Every day hundreds of students pass through the library, however few know of the Kelly Collection of books. Near the beanbag chairs and in the upstairs corner of the library, students can find the Kelly Collection of books. The Kelly Collection boasts an array of literature focused on women from all walks of life. It is literature by women and about women. Yet, BHS students seldom reach for this collection, and the BHS Register is asking What’s Up With That?
There is a Kelly Collection of books in nearly every Vermont high school and some Ohio high schools. These collections are dedicated to Agnes Kelly, the first woman to graduate with a law degree in Ohio. Kelly’s family then donated books so high schools could start their own collection of women-centered books.
The Register asked library staff members for more insight into the Kelly Collection of books.
“Kelly family wanted to organize these fantastic women’s history collections for schools in Vermont and some in Ohio. There was no government imperative to make it. It was personal initiative from the Kelly family,” said Abbey Pasquence, a librarian assistant at BHS.
Pasquence told the Register that Burlington High School connected to the Kelly family through Terry Buehner, Agnes Kelly’s niece, and a retired BHS history teacher.
In an email, Terry Buehner told the Register that Kelly was her aunt.
“The collection was my idea. In 1987, I won a scholarship to study Women’s History at Harvard for a summer. When I returned I wrote up a curriculum for a Women’s US History course and it was approved,” Buehner wrote.

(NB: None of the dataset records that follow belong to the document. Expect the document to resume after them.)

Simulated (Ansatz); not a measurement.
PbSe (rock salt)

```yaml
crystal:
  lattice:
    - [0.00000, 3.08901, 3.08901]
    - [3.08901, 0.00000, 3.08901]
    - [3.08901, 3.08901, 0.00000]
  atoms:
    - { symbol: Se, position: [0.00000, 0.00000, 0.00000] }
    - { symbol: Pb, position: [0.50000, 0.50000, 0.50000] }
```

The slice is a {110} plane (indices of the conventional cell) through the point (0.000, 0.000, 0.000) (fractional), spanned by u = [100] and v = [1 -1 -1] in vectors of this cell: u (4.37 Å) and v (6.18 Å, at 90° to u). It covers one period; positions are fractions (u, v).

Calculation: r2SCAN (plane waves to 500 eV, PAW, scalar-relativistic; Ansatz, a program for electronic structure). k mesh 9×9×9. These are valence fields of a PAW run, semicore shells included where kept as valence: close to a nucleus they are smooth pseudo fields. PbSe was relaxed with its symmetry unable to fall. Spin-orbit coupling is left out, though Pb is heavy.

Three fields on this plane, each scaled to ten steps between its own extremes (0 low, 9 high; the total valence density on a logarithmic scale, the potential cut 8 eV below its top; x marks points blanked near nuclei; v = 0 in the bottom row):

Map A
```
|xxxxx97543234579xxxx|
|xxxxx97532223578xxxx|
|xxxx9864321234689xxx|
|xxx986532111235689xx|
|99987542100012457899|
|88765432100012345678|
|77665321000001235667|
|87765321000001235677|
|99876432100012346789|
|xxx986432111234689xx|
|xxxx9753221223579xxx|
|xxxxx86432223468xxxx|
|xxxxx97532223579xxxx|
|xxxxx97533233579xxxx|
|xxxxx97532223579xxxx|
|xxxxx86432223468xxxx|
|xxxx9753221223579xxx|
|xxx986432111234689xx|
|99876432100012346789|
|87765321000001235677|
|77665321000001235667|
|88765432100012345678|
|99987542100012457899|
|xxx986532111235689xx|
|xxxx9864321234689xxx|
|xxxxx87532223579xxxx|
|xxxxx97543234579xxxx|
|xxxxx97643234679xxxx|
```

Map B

Sean Fleming, a librarian assistant and history teacher at BHS also has a passion for the Kelly Collection.
“Kelly Collection covers everything from women’s history, to the lives of women from around the world, women’s social movements, the key women in the social movements and the struggle for greater rights and equality,” Fleming said.
While there is an extensive collection of books most students do not know about the collection. Junior Julie Riley feels that many students do not take books from the Kelly Collection due to the fact that it is upstairs.
“They’re in an out of the way place,“ she said.
Contrary to Riley, Fleming believes that the books are more accessible than they have ever been.
“It used to be more out of reach sequestered in the back room of the library, and that room used to be booked with meetings all the time,” he said. “Now we have a lounge and a study area and those books are more accessible than in the past.”